Walkthrough of the paper Training data-efficient image transformers and distillation through attention from Touvron et al.  that introduces a new distillation for visual transformers. The new training regime achieves SOTA results on ImageNet. Something DeiT's architectural predecessor ViT  only achieved on much larger datasets, making its adoption difficult for anything but extremely large datasets (>~10 million images).
- Convolutional layers are not necessary for SOTA performance on ImageNet.
- The main contribution of the paper is the introduction of a new distillation procedure that uses a distillation token. The distillation token is passed through the network in the same way the class token is passed through the transformer encoder, however its task is only to take part in the teacher/student distillation portion of the loss function. This allows for the class token and distillation token to take on the optimal characteristics for their respective tasks (teacher/student loss for the distillation token and student/groundtruth loss for the class token).
- Interestingly, the optimal choice for the teacher model is a convolutional network, rather than a transformer. The authors hypothesize this is due to inductive bias in the convolutional network that is especially suited for imaging-based tasks. So in other words the student gets the best of both worlds: the convnet's inductive bias from the teacher, and the benefits of attention from its own architecture.
- The results hold when DeiT is pre-trained on ImageNet and transferred to other datasets, indicating the model is suitable for transfer learning.
Distillation is a process in which a student model learns in part from another model (termed the teacher). Distillation can help with training in several ways, but typically the main two are: 1) implicit label smoothing that may be beneficial to training, and 2) mitigation of augmentation issues due to image cropping, etc. Additionally, in the case of this distillation set up if the teacher is a convnet the student may inherit some inductive biases beneficial to image classification.

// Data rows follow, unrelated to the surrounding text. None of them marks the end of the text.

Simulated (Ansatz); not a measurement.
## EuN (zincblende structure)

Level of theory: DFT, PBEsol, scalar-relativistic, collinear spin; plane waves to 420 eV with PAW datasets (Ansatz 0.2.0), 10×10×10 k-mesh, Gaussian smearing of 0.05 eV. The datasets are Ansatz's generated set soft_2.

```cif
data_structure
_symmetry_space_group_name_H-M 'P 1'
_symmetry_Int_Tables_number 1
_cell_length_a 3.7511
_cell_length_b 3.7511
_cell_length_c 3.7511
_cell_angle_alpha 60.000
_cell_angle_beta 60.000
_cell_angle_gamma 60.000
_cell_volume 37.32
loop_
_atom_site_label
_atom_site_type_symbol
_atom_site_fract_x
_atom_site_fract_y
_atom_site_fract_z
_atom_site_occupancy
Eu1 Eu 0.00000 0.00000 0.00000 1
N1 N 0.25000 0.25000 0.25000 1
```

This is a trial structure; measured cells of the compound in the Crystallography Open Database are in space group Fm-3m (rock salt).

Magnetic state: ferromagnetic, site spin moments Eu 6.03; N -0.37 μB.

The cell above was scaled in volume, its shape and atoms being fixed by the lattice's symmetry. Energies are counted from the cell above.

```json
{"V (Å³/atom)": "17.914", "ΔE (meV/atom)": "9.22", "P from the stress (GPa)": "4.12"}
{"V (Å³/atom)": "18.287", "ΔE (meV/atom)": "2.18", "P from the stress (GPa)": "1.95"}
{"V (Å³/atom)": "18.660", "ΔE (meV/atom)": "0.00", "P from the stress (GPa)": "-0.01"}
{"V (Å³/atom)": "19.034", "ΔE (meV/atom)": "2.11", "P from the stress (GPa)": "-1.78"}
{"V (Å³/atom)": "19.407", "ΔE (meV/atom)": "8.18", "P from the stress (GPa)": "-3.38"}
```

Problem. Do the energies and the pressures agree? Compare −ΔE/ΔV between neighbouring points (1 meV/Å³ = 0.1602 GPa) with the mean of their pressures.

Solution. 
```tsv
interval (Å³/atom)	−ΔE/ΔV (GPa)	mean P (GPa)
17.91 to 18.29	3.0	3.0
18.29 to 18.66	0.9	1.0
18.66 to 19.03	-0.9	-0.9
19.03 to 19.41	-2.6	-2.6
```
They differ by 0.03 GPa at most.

The authors attack the distillation question from two angles. The first is whether to use soft distillation (the more traditional approach) or hard distillation (a new method they introduce).
Soft vs. Hard distillation
As we seen by the function above, the soft distillation loss function has two main parts: one that compares the softmax of the student logits to groundtruth, and another that compares the distribution of the student logits to teacher logits (both after softmax). There are also a few parameters adjusting how to weight each end of the loss function and the temperature of the distributions.
Hard-label distillation also has two main parts: one for comparison to groundtruth and one to the teacher. However instead of softly comparing the student and teacher softmax distributions, they instead convert the teacher output to a hard label and compare using cross entropy. This also has the benefit of not needing the gamma or temperature parameters that are present in soft distillation.
Ultimately the paper found that hard-label distillation was superior to soft distillation.
The second angle is the addition of the distillation token. The distillation token is what is used in the teacher/student portion of the hard-label distillation loss function (the class token is used for the student/groundtruth portion). The theory is that the distillation token will learn characteristics optimal for its portion of the loss, while the class token will learn characteristics optimal for its respective portion. This would not be possible if both student/groundtruth and teacher/student portions of the loss function used the same token. In fact, the authors quantify the difference between the distillation and class tokens and find that although they are very similar, they still have meaningful differences. Indicating that the distillation token is carrying different information than the class token.
The distillation token is input into the transformer encoder in the same manner as the class token. If you would like to see more about how the class token operates see my previous post on ViT. I also show the tensor operations involved below.
Below is a depiction of the tensor operations prior to input into the transformer encoder. (adapted from my post on ViT)
- The image of size H x W x C is unrolled into patches of size P x P x C. The number of patches is equal to H/P * W/P. For instance if the patch size is 16 and the image was 256 x 256 then there would be 16 * 16 = 256 patches.
- The pixels in each patch are flattened into one dimension.
- The patches are projected via a linear layer that outputs a latent vector of size D.
- The clf token and distillation token are added the patch sequence. They are learnable embeddings of size D that will ultimately be used for the global hard distillation loss function after they are fed through the transformer.
- Positional encodings are then added to the patches. The positional embeddings are learnable embeddings (rather than sinusoidal, like those used in the original Transformer architecture).
Here I visualize the global hard distillation loss function.
Note that this loss only applies during student model training. During inference time to make classifications the distillation and class tokens are added together, the resulting tensor is then used to make the class prediction.
Hope you enjoyed the post. Cheers :).